On 2017-09-13 13:04:58 +0000, Rod Regier said:
> I would speculate that whoever coded the 5 year value presumed that the
> OpenVMS instance would be indefinitely receiving patching and/or
> version upgrades.
Too clever by half. It's a test for a valid system time returned from
the hardware, and a test that would have involved a rather lively
discussion in many conceivable design or code review meetings.
At some point, VSI is going to have to look at online patch checks and
reporting support information status to the system manager, but this
design and this check for a valid system time isn't it.
Some Alpha systems have firmware that returns wacky values, and some
systems have had other operating systems save their time in a format
that OpenVMS doesn't recognize, or the system time is wrong because the
coin cell clock batteries are only good for five or ten years, and the
Dallas chips also fail. As an example of a bogus boot time,
AlphaStation XP1000 SRM is old and is buggy, and that SRM can't be
updated, and older versions of SRM had a bug that returns time values
in a format that is completely out-of-spec for what SRM console was
supposed to return; values for the time that OpenVMS wasn't expecting.

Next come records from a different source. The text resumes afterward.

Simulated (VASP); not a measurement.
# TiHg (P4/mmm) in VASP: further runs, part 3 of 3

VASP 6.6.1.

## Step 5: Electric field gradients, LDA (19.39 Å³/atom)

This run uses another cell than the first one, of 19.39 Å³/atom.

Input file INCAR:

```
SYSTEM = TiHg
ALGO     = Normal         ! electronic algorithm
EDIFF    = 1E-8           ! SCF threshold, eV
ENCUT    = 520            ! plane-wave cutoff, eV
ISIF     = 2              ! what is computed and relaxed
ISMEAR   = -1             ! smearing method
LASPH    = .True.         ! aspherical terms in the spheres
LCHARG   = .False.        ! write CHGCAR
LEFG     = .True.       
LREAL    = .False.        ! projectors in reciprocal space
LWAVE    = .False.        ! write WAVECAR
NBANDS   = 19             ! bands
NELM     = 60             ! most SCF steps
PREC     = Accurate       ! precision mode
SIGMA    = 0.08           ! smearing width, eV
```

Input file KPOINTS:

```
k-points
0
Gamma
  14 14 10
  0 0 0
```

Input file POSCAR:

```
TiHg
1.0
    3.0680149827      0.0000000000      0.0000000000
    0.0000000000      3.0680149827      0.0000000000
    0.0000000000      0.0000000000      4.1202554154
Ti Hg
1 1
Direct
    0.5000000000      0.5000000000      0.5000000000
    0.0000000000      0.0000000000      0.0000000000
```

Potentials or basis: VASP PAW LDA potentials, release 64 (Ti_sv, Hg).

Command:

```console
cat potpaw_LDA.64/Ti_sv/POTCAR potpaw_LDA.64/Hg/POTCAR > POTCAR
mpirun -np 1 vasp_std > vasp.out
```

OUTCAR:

That case has been fixed in current patches.
> That turns out *not* to be a universal circumstance in the long term
> for sites running older versions of OpenVMS for which sustaining
> engineering is no longer extant.
Those "older" OpenVMS releases might be familiar and comfortable but
can still manifest latent problems and issues. not the least of which
is severely down-revision crypto, and known-insecure network services.
Attempts to create connections to or from releases prior to a fairly
recent IP patch will be rejected by other common systems, for instance.
There are more than a few known CVEs cases that OpenVMS is vulnerable
— the security marketing and CVE "count" web page over at VSI is a
gross misrepresentation and one that does a disservice to VSI, to
OpenVMS, and to OpenVMS customers — and there are other cases where
OpenVMS systems can be used as part of DDoSes against other network
denizens.
If this were a notification of the end of support, it'd be better off
issued as a message at the boot. Which would have been easier than
coding a time check of an image build date at boot. And much more
clear than forcing a prompt of the time at boot.
> Since patches apparently flow from HP Sustaining Engineering more sites
> over time will experience this behavior.
IIRC, current UPDATE patches removed the validity check for the system
time, or at least reworked it. Well, yeah, but that's the way of
running fossil versions under the delusions upgrades don't fix problems
that you have and just don't know about (yet).
I've probably heard every excuse and every justification for running
old releases of OpenVMS and layered products, too. Those folks that
run do those older configurations are simply getting better at
disconnecting their servers from all other computing, and never
changing anything; unchanging hardware or software or system time or
otherwise. For the rest of us, the bill for falling behind on
patches and system and app version upgrades and migrations inevitably
and eventually comes due. Sometimes in very strange and unpredictable
ways. Sometimes — such as with connections and security being a
moving target, and as even supposedly-isolated systems are increasingly
being exposed to attackers — in very predictable ways.
TL;DR: get to current UPDATE patches on HPE OpenVMS V8.4, with plans
for or deployments of VSI OpenVMS releases and eventually to port to
VSI OpenVMS on x86-64. Or for staff at those sites, have plan to
retire or re-hire elsewhere before the bill comes due and the mess
becomes un-ignorable. We're on an upgrade treadmill now, and the
remaining static and never-upgrade software installations are embedded
and disposable.
ps: VSI folks: you're missing a huge marketing opportunity with your
pricing, if I understand what you're licensing for the prices and
packaging that you're now quoting.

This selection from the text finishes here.